Paulson told the audience, "There is much that Congress can do to help America's homeowners."
To qualify, borrowers must be current in their payments and show the ability to stay current at the intro rate. They would not qualify if they could afford the higher rate or could refinance into a fixed rate loan. The plan would require an analysis of borrowers' ability to repay by looking at their monthly income and other expenses.
The securities industry, Wall Street and the structured investment vehicles managed by fund managers would have to comply and cooperate for such a plan to become workable, and it may be unlikely they will do so absent a mandate of some kind. One burning question that remains unanswered is who will suffer the losses (or forego the increased payments). Because the plan is voluntary, mortgage servicers — who collect payments for investors — have no incentive to modify existing terms, and have expressed fear that if they do so, they will be liable through lawsuits challenging judgments made to prevent foreclosures.
"Mortgage market financial innovation has benefited the U.S. economy and U.S. homeowners; it has also introduced some of the challenges we face today," Paulson said. Financial innovation led to the creation of mortgage products that put homeownership within the reach of more people. "At the same time, innovation also made riskier loans — with no down payments or minimal documentation — more widely available. Similarly, securitization has brought benefits and challenges — making more capital available for mortgages, but creating greater market complexity. As a result, we now have an array of different market participants, often with different interests."
Other government efforts to stem the crisis include the Federal Housing Authority's FHASecure program, a part of the Dept. of Housing and Urban Development which allows refinancing options of delinquent borrowers with hybrid ARMs to move into fixed-rate loans. HUD secretary Alphonso Jackson stated recently that some 33,000 borrowers have already done so and that an additional 20,000 are in the pipeline for approval this month, making for a total of more than 53,000 since the program was initiated last August. Steve O'Halloran, HUD spokesman, estimated that it could help as many as a quarter-million by the end of 2008.
Congressional Hearings
Freshly returned from its Thanksgiving break, the House Financial Services Committee held a hearing, "Accelerating Loan Modifications, Improving Foreclosure Prevention and Enhancing Enforcement" on Dec. 6.
Chairman Barney Frank's (D-Mass.) opening remarks addressed the White House/Treasury proposal. Frank spoke about the relationship between borrower and lender. While supporting the new Administration proposal, Frank also took issue with its approach toward borrowers' FICO credit scores.

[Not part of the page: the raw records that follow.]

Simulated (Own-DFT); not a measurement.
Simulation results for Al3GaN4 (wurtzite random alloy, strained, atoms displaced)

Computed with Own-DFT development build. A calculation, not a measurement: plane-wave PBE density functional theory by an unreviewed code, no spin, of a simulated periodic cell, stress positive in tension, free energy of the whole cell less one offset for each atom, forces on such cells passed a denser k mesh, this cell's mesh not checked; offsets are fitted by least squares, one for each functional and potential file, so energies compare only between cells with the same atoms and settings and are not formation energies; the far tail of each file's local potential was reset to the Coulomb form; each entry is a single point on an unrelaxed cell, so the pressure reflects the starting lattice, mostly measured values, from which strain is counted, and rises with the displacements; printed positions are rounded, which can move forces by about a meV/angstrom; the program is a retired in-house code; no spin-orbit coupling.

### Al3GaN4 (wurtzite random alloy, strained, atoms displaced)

"I have always been told by bankers that the prime rule of banking was 'know your borrower,'" he said. "And what has happened is that we have created through a whole group of new methods a situation in which you not only don't know your borrower, you have no idea who your borrower's borrowers' were or are. The nexus between the borrower and the lender, I believe, turns out to have been a more important safeguard than we thought and we have been trying very hard, the private sector has, and some of us in the regulatory field have been trying to find a substitute for the borrower-lender relationship and we have, as it turns out, have been less successful than we thought."
"That is what risk management is. It is a substitute, it seems to me, for trying to know whether the person you lent the money to can pay you back. And what we need to do is to figure out not just in subprime but in general how to deal with that, and that will be the subject of further hearings: How do you keep the benefits of this increased liquidity and find some way to preserve again what has been the great safeguard of not lending money to people who you didn't think can pay you back."
"When you don't have to worry about whether they pay you back–and when the people who now own the loans don't know who in effect they lent it to ultimately–we have problems."
Frank said he welcomed the Administration's proposal as "a recognition that the increase in the rates would cause serious problems and that some public sector concern with that is appropriate, that the market cannot be left entirely on its own."
On the other hand, "I did tell Secretary Paulson in a conversation this morning in fact that there are a couple of problems that I have with this."
"First of all I think it is a grave error to say–as I understand the proposal does–that there is a cutoff at a 660 FICO score. Apparently people have thought that a FICO score credit rating was a good proxy for income. I don't think it is and I think we would be making a great mistake frankly, morally and also politically, if we tell two people who are otherwise similarly situated that the one who has been more careful about his or her credit is not going to get the benefit that people who have been more/less careful will. I think the 660 FICO score is a great mistake."
The Committee will hold a hearing entitled, The Financial Consumer Hotline Act of 2007: Providing Consumers with Easy Access to the Appropriate Banking Regulator on December 12.
California Strategy
On the West Coast, meanwhile, California Governor Arnold Schwarzenegger brokered a deal in November with that state's four largest lenders, including Countrywide, to continue low introductory rates on subprime ARMs.
Eva Weber, an analyst with the Aite Group, told Credit Union Times that "the California experiment has implications for the whole country and regulators will be watching closely, as shockwaves from a slumping mortgage market are bad news all around."
But Weber found it debatable that lenders would voluntarily keep rates frozen. "I just don't see it happening on a scale large enough." Again, details of what entities would lose out are unknown. "When mortgage are packaged and sold off money is paid and this buries the risk. Are those investors to be left out?" Weber asked. California has a high percentage of these kinds of loans, so the state is trying to stop the bleeding, and other governors and states may pick up on the idea. "But it's still just a small portion of the overall problem," Weber said.
Assembly Speaker Fabian Nunez asked for a legislative session to address possible reforms. "In the end, states may prove more nimble than federal regulators in passing mortgage reforms, but undoing the damage already done may prove more difficult," said Weber.
In the Keystone State, Secretary of Banking Steve Kaplan urged Pennsylvania lawmakers to pass stronger laws to protect borrowers against abusive lending practices and prevent foreclosures. He also urged passage of House Resolution 415, which would call on Congress to freeze existing mortgages and declare a moratorium on foreclosures. But he warned that any federal action would not prevent Pennsylvania from taking preventive measures of its own.
"So much depends on how lenders respond," said Weber. "Will they create a fast track or drag their feet, and will it be enough? That's the question. Congress will eventually have to do something. The problem is so large and wide-scale, but I don't see anything like an S&L bailout."